Thursday, December 3, 2009

The vertigo of the canyons




Sub-zero air slams my consciousness like I´ve walked into a wall.

So much for my pilgrimage to health-giving climes.

I leave the coach and take approximately four minutes to explore the only two streets in Creel covered in concrete. During this time it starts to snow.

I start to swear.

It settles on the hood of my only jumper. Cruelly seeks out the gaps between my eight t-shirts with icily prying fingers. I retreat to the hostel and throw myself dramatically on the bed to cough pathetically and dream of England.

I cry. Just a little.

I wish for a friend. She walks through the door.

Eva is softly spoken, blonde, fluent in both spanish and poetry. A stud through her lip and a thirst for her trip. Almost immediately she exclaims; You have a hoop!

Those damned coincidences. She is one of the only hula hoopers I´ve ever met.

She is only eighteen but at this moment infinitely more grounded than me. Her path mirrors the vague ideas I have for mine - except hers are backed by essential criteria that my distracted mind has failed to notice.

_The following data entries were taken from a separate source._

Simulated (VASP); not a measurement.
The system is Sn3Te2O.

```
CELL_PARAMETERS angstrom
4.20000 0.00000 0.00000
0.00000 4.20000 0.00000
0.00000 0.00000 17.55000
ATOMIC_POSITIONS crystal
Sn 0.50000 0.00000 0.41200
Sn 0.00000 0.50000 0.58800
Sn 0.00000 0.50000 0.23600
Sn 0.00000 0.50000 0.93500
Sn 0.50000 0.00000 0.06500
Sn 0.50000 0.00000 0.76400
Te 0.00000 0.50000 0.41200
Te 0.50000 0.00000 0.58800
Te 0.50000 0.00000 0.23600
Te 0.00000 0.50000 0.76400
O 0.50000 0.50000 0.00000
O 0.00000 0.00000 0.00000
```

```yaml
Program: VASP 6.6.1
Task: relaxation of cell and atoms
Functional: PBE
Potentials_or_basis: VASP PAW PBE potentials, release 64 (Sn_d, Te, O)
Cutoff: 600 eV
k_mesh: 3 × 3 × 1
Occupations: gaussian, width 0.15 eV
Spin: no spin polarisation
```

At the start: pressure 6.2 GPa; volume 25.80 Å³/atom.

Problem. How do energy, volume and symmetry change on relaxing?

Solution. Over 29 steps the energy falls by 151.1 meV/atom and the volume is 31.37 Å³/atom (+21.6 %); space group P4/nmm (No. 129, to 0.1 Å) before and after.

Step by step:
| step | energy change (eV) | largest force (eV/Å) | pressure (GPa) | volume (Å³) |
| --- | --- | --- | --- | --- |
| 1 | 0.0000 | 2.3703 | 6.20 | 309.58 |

Apparently the train we want doesn´t go until Thursday. It is now Monday. Thursday it is, I chant. And thus our friendship is soldered clumsily together. Wanderers, joined by the need for another´s back to lean against whilst facing the world alone.

Her enthusiasm reveals just how cynical I´ve become in two weeks. Sparkly-eyed raptures remind me that snow is usually received with pleasure. And, despite her sometimes hesitating manner and gently slurring speech, the girl has balls. On her lead we ditch all the tours, to the surprise of the town, and go it alone. We skip through the snowy valleys to a glinting lake surrounded by globular rock columns, over which we scamper and bask like lizards.

I teach her hoop tricks in the sugar-dusted forest. We make it our mission the next day to create one for her from water piping and electrical tape. A mission achieved so easily, in fact, that we plan to fund our wanderings by flogging them to rich gringos.

Thursday dawns bright and pushes us onwards to Divisadero, the meeting point of three of the biggest gorges in the world and part of a system of rifts so huge that it could swallow four Grand Canyons.

It is incredible. Like someone tried to bend the earth too much and it cracked, like a giant butterscotch brownie.

We climb into the train at two and hang out of the window like dogs until seven.

Sun drips lensflares onto my photographs. Breath is whipped away with the slipstream. Scenery rushes and looms.

Tongues leave mouths as the sun starts to sink. I can barely see the top of the canyon through the window. It looks like it is about to collapse in on itself. A kind of reverse vertigo turns me upside down and shakes me, slowly.

The train trickles tentatively down the side, doubling back on itself to process the terrain at its own pace. Sunset touches the peaks with fire.

Eva retreats to her seat with a frozen head but I linger on for another hour, until the sky becomes sprayed with pinprick stars and the canyon is a smudge in the dark. The train coughs diesel smoke into my mouth. I cough it determinedly back out again.

When my lungs finally give up I return to my seat. Plug myself in to a bubble of music. Watch the silent movie playing out all around me.

We are ejected at 11pm to a dusty carpark a few kilometres out of town.

Los Mochis, Sonora.

Dirt roads. Warmth. Neon. A state ruled by cartels and subject of warning from many.

We stand in the middle of a dwindling crowd and wonder what the hell to do next.